U.S. Rep. Kelly Armstrong (R-ND) on Feb. 17 sponsored bipartisan, bicameral legislation to eliminate the federal sentencing disparity between crack and powder cocaine and retroactively apply it to those already convicted or sentenced.
The Eliminating a Quantifiably Unjust Application of the Law (EQUAL) Act, H.R. 1062, which Rep. Armstrong introduced with three original cosponsors, including U.S. Reps. Don Bacon (R-NE) and Hakeem Jeffries (D-NY), would allow reduced sentences for those convicted or sentenced for a federal offense involving cocaine base, according to the text of the bill.
“Eliminating the crack-powder cocaine sentencing disparity is a step toward applying equal justice under the law,” Rep. Armstrong said. “The EQUAL Act is sound bipartisan criminal justice reform that received overwhelming support in the House last Congress. It’s long overdue that we pass this bill and finally end the disparity to make a real difference for families across the nation.”

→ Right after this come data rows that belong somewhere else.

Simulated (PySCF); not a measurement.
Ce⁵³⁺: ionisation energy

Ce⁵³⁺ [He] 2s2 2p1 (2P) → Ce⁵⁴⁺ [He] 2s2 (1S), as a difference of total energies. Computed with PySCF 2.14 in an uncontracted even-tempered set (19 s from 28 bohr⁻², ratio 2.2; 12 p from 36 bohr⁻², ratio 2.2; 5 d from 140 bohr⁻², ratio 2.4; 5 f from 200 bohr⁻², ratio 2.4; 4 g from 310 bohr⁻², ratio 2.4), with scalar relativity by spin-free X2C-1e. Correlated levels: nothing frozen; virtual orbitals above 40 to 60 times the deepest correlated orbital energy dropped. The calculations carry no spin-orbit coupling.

U.S. Sens. Cory Booker (D-NJ) and Thom Tillis (R-NC) on Feb. 16 introduced the identical S. 524 with six other original cosponsors in their chamber.
“It is unjust that, for decades, baseless and unscientific sentencing disparities between crack and powder cocaine have contributed to the explosion of mass incarceration in the United States and disproportionately impacted poor people, black and brown people, and people fighting mental illness,” said Sen. Booker. “This bipartisan legislation will help right the wrongs of our nation’s failed War on Drugs and reform our broken criminal justice system.”
After passage of the Anti-Drug Abuse Act of 1986, sentencing varied for crack and powder cocaine offenses. For instance, until 2010, someone convicted of distributing 5 grams of crack cocaine served the same five-year mandatory minimum prison sentence as someone convicted of distributing 500 grams of powder cocaine, according to information provided by the lawmakers.
Rep. Armstrong and Sen. Booker originally introduced the EQUAL Act in 2021 to finally eliminate the disparity. The U.S. House of Representatives in September 2021 voted 361-66 to approve the bill, but it stalled in the U.S. Senate, the information says.